We would never normally stay at places like this either! But for £3.50 week nights...what's not to like! Off to explore the north Norfolk coast today.... walking and Coasthopper bus!


----------



## grandadbaza (Jan 3, 2008)

DJP said:


> Just booked Park Resorts at Saltfleet for 4 nights in May £16.20 inc. EHU!
> Stayed there last year, good flat site, bar, pool, fishing lake, laundrette and shop.
> Sunnydale Park Saltfleet


Did you book on line , as the link to Park resort website does not mention touring vans just statics , or am I missing something :?


----------



## ched999uk (Jan 31, 2011)

Think you have to click the 'button' that says touring, seem to remember top right on Haven.


----------



## LadyJ (May 9, 2005)

grandadbaza said:


> DJP said:
> 
> 
> > Just booked Park Resorts at Saltfleet for 4 nights in May £16.20 inc. EHU!
> ...


Yes you can book on line

Park Resorts Touring

Or

You can try Haven

Haven Touring

We are off to Golden Sands Mablethorpe next week for 7 nights cost £34.65 as we are in their Freedom Trail we get an extra 10% off 

Just got back from Devon Cliffs that was a bit more expensive at £73 for 7 nights the entertainment was good and himself won £106 at bingo

Jacquie


----------



## rotorywing (Jul 19, 2010)

Click on the home button and use the drop down menu under accommodation >camping.
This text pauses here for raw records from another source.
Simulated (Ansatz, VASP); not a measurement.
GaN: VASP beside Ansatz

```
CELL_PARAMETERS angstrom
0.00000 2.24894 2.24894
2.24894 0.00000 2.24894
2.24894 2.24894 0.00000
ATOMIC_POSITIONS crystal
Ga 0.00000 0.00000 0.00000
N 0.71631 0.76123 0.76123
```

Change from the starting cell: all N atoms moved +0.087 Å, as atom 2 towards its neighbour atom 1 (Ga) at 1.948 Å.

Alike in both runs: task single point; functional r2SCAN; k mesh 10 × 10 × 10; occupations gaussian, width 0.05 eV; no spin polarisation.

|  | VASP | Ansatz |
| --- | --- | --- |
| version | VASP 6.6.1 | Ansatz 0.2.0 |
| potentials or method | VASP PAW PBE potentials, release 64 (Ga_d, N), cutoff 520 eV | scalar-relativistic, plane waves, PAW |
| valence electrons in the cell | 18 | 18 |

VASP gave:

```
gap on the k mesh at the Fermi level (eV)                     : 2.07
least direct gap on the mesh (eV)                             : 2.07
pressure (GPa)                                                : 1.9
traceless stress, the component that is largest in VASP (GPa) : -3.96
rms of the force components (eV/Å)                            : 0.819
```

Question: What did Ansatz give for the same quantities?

Also note the T & C's which state........One tourer, motorhome or tent only is permitted per pitch. If your caravan or motorhome is larger than 12ft, please contact the Park of your choice.

12ft eh.....love to see a motorhome less than 12ft.

martin


----------



## 1943 (May 28, 2008)

We go to Cornwall at least once a year and always spend 4 nights at Havens Perran Sands, this year cost 24.00 totall (we book in november normally for the next year)

Their Orchards site in Essex is good too!

Bob


----------



## grandadbaza (Jan 3, 2008)

Thanks , found it , I must have had a senior moment


----------